We’ve just released the beta test version of a new Copac interface and I thought I’d write a few notes about it and how we’ve created it.
Some of the more significant changes to the search result page (or “brief display” as we call it) are:
- There are now links to the library holdings information pages directly from the brief display. You no longer have to go via the “full record” page to get to the holdings information.
- You can see a more complete view of a record by clicking on the magnifying glass icon at the end of the title. This enables you to quickly view a more detailed record without having to leave the brief display.
- You can quickly edit your query terms using the search forms at the top of the page.
- To further refine your search you can add keywords to the query by typing them into the “Search within results” box.
- You can change the number of records displayed in the result page.
The pages have been designed using Responsive Web Design techniques — which is jargon that means that the HTML5 and CSS have been designed in such a way that the web page rearranges itself depending on the size of your screen. The new interface should work whether you are using a desktop with a cinema display, a tablet computer or a mobile phone. Users of those three display types will see a different arrangement of screen elements and some may be missing altogether on the smaller displays. If you use a tablet computer or smartphone, then please give beta a try on them and let us know what you think.

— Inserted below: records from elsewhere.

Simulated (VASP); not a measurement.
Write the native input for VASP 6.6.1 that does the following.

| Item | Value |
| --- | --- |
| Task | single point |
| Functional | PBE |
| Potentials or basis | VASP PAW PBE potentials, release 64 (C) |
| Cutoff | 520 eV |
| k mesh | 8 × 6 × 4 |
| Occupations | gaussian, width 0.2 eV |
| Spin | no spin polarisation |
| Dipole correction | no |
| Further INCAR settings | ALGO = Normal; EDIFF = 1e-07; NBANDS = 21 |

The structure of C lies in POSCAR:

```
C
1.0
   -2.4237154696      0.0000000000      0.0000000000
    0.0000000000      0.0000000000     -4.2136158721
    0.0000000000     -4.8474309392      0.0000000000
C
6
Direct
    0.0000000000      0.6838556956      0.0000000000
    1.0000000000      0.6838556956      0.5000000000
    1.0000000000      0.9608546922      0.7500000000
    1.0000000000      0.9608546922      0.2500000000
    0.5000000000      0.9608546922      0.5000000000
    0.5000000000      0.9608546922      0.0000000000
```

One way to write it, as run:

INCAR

The CGI script that creates the web pages is a C++ application which outputs some fairly simple, custom, XML. The XML is fed through an XSLT stylesheet to produce the HTML (and also the various record export formats.) Opinion on the web seems divided on whether or not this is a good idea; the most valid complaints seem to be that it is slow. It seems fast enough to us and the beta way of doing things is actually an improvement as there is now just one XSLT used in creating the display, whereas our old way of doing things used multiple XSLT stylesheets run multiple times for each web page. Which probably just goes to show that the most significant eater of time is the searching of the database rather than the creation of the HTML.